Proselytes of a New Nation analyzes questions such as: Why did many Muslims convert to Greek Orthodoxy? What did conversion mean to the converts? What were their economic, social, and professional profiles? And how did conversion affect the converts' relationships with Muslim relatives in Greece and the Ottoman Empire?

Because Sharia law and the Ottoman legal system could keep Muslim apostates--Muslims who had converted to other religions--from inheriting family property, Stefanos Katsikas examines the ways in which conversion complicated family relations and often led to legal disputes. This volume also discusses the method used by the Greek state to adjudicate legal disputes on property issues between neophytes (converts) and their Muslim relatives.

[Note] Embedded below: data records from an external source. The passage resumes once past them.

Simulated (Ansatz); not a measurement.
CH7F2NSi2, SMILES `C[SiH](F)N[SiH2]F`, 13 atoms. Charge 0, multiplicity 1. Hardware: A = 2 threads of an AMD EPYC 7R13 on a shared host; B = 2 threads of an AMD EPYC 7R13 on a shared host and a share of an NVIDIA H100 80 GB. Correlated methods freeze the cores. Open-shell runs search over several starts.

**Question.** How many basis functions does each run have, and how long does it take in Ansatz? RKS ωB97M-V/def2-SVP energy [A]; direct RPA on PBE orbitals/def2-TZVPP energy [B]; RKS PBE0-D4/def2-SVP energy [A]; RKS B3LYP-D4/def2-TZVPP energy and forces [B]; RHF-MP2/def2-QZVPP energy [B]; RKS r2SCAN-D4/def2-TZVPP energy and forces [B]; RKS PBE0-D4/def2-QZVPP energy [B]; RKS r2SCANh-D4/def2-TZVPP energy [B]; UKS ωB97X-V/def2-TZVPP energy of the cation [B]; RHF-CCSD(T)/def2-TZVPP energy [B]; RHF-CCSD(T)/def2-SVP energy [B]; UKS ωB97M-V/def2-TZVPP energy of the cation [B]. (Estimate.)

Proselytes of a New Nation maintains that religious conversion in the era of nationalism was far more consequential for the convert, their family, and their social relations. Converts received not only community attention, but also national. Depending upon the religious affiliation and nationality of an individual, they regarded neophytes as either "traitors" or "heroes." Against this sociopolitical backdrop, conversion more drastically affected the social fabric of communities than in the pre-modern era, and more often led to violence and conflict.

Wednesday, July 27, 2022

The Albanian Orthodox Church

Is it just me, or has Albania long been difficult to see as part of the Eastern Christian world? It seems about as obscure as, say, the Moldovan Orthodox are, or perhaps the Carpatho-Rusyns. In any event, two new books will remedy our ignorance or deepen our knowledge. 

The first is an affordable paperback version of a book published two years ago: The Albanian Orthodox Church by Ardit Bido (Routledge, 2022), 256pp. 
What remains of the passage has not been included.